Mr. Standfast

"Nothing taken for granted; everything received with gratitude; everything passed on with grace." G. K. Chesterton

June 24, 2004

More Salt, Please


I think one problem we might have with fully-understanding salt from a Biblical perspective is that for us, salt is so extraordinarily commonplace. I mean, it's everywhere, it's in everything, and it's relatively cheap. It seems, therefore, an insignificant thing. It connotes flavor, and that's about it.

But for people in Biblical times the word salt prompted a set of associations that were quite precise. Salt brought certain things to their minds that it does not bring to ours.

Here's an example. Let's take Paul's words in Colossians, "Let your words always be seasoned with salt." Now, for us moderns, salt is all about flavor. We can try to get our minds around Paul's idea of salt-seasoned words by reasoning, "Ah, so Paul must be saying that our words shouldn't be bland. After all, how could we ever hope to make disciples, how could we evangelize, if our speech is dull and insipid, lacking flavor?"

All well and good. But still we're missing out on the full range of Biblical connotation here. In those days, according to Smith's Bible Dictionary, there was something called a "covenant of salt." Such a covenant betokened "an indissoluble alliance between friends." This phrase, covenant of salt, turns up in 2 Chronicles 13:5, which says, "Do you not know that the LORD God of Israel gave the rule over Israel forever to David and his sons by a covenant of salt?"

Indissoluble. Get it? A bond of friendship that cannot be broken. These are some of the connotations, the aura of meaning, that surrounded the word salt for people in Palestine in Biblical times. And not only the Jews: for instance, the Bedouin (at least according to this website: "To the Bedouin the crime of bowqa or 'treachery' to a traveling companion - once you have 'eaten bread and salt' together as the saying goes - is an unspeakable disgrace."

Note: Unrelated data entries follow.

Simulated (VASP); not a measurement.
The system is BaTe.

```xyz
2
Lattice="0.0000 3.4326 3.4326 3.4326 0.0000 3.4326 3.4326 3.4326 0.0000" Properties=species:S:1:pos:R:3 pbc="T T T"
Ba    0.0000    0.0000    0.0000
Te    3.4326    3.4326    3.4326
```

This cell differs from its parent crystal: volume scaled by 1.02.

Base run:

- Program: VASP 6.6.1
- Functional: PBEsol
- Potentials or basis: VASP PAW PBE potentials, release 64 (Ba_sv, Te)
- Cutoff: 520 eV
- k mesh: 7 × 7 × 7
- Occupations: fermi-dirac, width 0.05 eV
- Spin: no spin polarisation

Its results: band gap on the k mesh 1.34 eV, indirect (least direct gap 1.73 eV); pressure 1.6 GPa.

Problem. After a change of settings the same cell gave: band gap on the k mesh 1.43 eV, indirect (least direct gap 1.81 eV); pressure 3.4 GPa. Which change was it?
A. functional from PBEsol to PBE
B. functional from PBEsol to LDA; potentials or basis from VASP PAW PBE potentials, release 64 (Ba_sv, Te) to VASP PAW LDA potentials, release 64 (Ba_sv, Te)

Another modern example had historic implications. "When President Sadat of Egypt greeted Prime Minister Begin of Israel as he set foot on Egyptian soil, the two men stopped to take bread and salt together. They entered into a covenant of protection. Sadat was saying, by his actions, that Begin would be safe while visiting Egypt and that he was willing to guarantee that safety with his life." [This quote is from an online article entitled The Salt Covenant.]

So let us return to Colossians 4:6. "Let your words be always full of grace, seasoned with salt." Remember that in this passage Paul is speaking to church members about their relationships to those on the outside. Your words to them, he is saying, ought to carry with them the offer of friendship very much like God's to David. This is grace, and it is abounding grace. It has been poured out for us, so that we may abound in it toward others. Offering peace, this is what the covenant of salt is about, and that is what our words should savor of when we speak to outsiders. So that "thanksgiving may overflow, to the glory of God." (2 Cor. 4:15b)

2 Comments:

Anonymous Anonymous said...

Thanks for this article...very informative!

12:11 PM  
Blogger Jeremy Pierce said...

I'm having trouble seeing the reasoning here. We have a perfectly reasonable interpretation, that our words shouldn't bore people. There is another connotation of salt, but does every use of salt terms require bringing in everything ever associated with salt, especially when other uses of the expression Paul uses here have to do with wise, witty ways of putting things?